While England scraped through to face Switzerland this coming Saturday, it may have slipped your attention that another big match is taking place this Thursday – that’s right, the general election. But who will win in the Fylde constituency?

Last time around, the recently disgraced Mark Menzies won for the Conservatives, with a massive majority of 16,611. Menzies received 28,432 votes and Labour’s Martin Mitchell, 11,821. Menzies’ share of the votes was an incredibly high 60.9%, and Labour’s only 25.3%. The key markers in the 12th December 2019 election were: an overall majority in favour of Brexit; and antipathy towards Jeremy Corbyn who, despite being anti-EU himself, led the Labour ‘Remain’ campaign. Whether you agree or disagree with his politics, it is clear that Boris Johnson engaged with the electorate and won many over in TV debates.

So, what are the key factors that will influence the result in Fylde this time around?

1. The constituency boundaries have changed and now include Poulton and Wyre. Had the same constituency boundaries existed at the last election, the transfer-adjusted votes show that Menzies would have won with 31,230 votes – 59.5% of total votes cast. Although that is a similar Conservative percentage, Labour would have received 17,390 votes, or 33.1% of all votes cast. That percentage increase is a key indication that the changes made by the boundary commission is likely to help Labour’s chances on Thursday.

2. Dissatisfaction with the Conservatives and a dislike of Rishi Sunak. The polls tell you all you need to know about how angry many people are about the last 14 years of Conservative rule and, in Fylde, many traditional Tory voters are reportedly saying they are shifting their allegiance (See point 4 below) or not voting for anyone. The anti-Conservative feeling is not an opinion – these sentiments are repeated across many opinion polls. The antics of Mark Menzies has further exacerbated the anti-Tory feeling on the Fylde.
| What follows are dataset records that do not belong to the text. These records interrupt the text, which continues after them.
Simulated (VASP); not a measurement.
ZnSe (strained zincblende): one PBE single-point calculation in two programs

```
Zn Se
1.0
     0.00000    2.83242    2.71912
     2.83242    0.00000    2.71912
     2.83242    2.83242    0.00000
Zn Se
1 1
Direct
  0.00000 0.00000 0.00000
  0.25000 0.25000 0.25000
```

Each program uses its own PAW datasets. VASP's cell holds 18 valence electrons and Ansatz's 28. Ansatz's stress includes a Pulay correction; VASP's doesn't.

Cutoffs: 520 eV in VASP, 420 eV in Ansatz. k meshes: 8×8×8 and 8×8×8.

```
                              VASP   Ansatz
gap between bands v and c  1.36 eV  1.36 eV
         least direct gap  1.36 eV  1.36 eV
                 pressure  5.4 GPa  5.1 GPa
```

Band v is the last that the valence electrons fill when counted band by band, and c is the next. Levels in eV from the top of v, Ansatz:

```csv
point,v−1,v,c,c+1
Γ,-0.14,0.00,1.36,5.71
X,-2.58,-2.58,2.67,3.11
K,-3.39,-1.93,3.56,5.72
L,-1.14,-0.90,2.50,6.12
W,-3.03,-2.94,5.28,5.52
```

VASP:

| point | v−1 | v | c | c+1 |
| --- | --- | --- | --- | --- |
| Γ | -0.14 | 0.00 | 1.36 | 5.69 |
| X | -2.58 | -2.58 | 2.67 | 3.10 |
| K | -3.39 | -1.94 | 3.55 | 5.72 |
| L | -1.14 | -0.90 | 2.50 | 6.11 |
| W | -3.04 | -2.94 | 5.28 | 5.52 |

3. Reform. In 2019 Reform Party ran under the guise of the Brexit Party. While the party didn’t oppose the Conservatives in Fylde (or all constituencies won by the Tories in 2017), it did cause damage to the Labour Party in key marginals by taking votes away from Labour’s core demographic of white, older, working class men. This meant that the Conservatives were able to gain seats in Labour’s post-industrial heartland – the red wall crumbled! Reform is now likely to do exactly the reverse. Brexit has been won, and the Reform Party is fighting the Conservatives on their failure to stem immigration. Farage and his party are likely to damage the Conservative vote in the Fylde by taking away, in my opinion, between 5% – 10% of Tory votes – the hard-line right wing anti-immigration section of Tory supporters. This is a significant number is a tight run race.

4. A strong Independent candidate – this pundit predicts Anne Aitkin will hurt the Conservatives in the Lytham St Annes area of the constituency. Anne has won many potential voters over by concentrating on matters that directly affect locals, such as sewerage pollution and the proposed windfarm caballing.

5. Other parties taking votes from the Conservatives – Last time around the Liberal Democrats would have gained 2,543 votes in the new constituency, and the Greens 1,390 (again, transfer adjusted figures). It is entirely possible that both parties could realistically see their votes double – the Liberal Democrats will likely triple their votes. Pollution, as mentioned above, and the climate are key issues with some voters, and

expect to see a few thousand ‘moderate’ Tory voters transfer their allegiance to the Lib Dems, Greens and to the Independent.

So how will this all shake out in numbers? The new constituency has 74,297 registered voters (source: 2024 Electoral Calculus Ltd). In our ‘first past the post system’, it is possible that the winning candidate will need to poll as few as 21,000 votes to win. In line with many national predictions, the Conservative vote could haemorrhage. Some Tory voters will choose to stay at home while many others will switch their votes, which are likely to be spread across all the other parties based on key issues – a flavour of which have been mentioned above.

If Labour were capable of gaining 17,390 votes under Corbyn, then it seems plausible to suggest that they could easily gain 21,000 votes this time around, or significantly higher. If the Conservatives lose say, 40% of their support in the new constituency, that will put them under 19,000 votes. Labour only need to increase their votes by 20% in the Fylde (highly probable) to put them nearer 21,000.

If turn out is similar to 2019, it means that the other c. 13,000 votes will be shared between the Independent, Liberal Democrats, Green and Reform Party. To be absolutely sure of holding Fylde, the Conservatives will need to lose less than a third of their 2019 votes. Given the anti-Conservative feeling being widely reported, is that likely to happen?